There are a few steps to take when you’ve made a sale of your artwork.  The most important is to make a meaningful connection with your new collector.  After all, the collectors are your supporters who enable you to live a creative life.  And living a creative life enables you to make important contributions to the world.

The rest of the Eight Things You Must Do are necessary for all creative professionals for their creative success.

EIGHT THINGS YOU MUST DO WHEN SELLING A PIECE OF ART:

1.)  PHOTOGRAPH OR SCAN YOUR ART:  Before selling any and every piece you create, be sure to have a photograph of it, preferably a high quality scan.  Trust me, this will come in handy later for more reasons than I can list here.

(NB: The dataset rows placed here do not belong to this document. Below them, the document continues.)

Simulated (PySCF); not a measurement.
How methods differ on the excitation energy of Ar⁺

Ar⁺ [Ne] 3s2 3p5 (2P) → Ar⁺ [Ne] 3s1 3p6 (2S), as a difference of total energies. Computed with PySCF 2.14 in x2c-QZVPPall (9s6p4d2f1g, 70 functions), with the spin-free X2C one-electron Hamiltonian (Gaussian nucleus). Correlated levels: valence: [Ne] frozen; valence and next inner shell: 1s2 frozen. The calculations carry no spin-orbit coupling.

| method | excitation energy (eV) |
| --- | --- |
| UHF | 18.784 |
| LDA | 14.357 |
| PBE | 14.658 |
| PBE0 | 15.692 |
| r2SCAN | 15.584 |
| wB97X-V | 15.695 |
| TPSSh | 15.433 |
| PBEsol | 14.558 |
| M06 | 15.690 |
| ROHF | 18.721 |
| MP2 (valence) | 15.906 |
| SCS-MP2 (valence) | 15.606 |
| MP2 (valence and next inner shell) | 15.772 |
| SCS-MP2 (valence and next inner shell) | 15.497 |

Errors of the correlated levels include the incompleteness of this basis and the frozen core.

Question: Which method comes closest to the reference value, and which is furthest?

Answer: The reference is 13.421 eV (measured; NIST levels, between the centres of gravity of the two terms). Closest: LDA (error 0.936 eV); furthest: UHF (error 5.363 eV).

2.)  AGREE TO A PRICE: The price of your artwork should already be determined and listed, either on your website or on the price sheet if you’re at an art festival or event.  A customer may ask for a discount.  It’s up to you if you want to offer a discount. Some artists will bump their prices up by 5%, then give a discount of 5% when asked.  Or, if a customer is buying multiple pieces, you may want to give a small price break.

3.)  ADD SALES TAX AND SHIPPING CHARGES:  In Orange County, California, our sales tax is a whopping 8.75%!  That gets added to the price of the piece, as well as my estimated shipping charges, if the item will be shipped.  Be careful with estimating shipping – sometimes you’ll end up paying a lot more because you didn’t charge enough.  (Note:  If you are shipping the item to an out-of-state location, you don’t have to charge sales tax.)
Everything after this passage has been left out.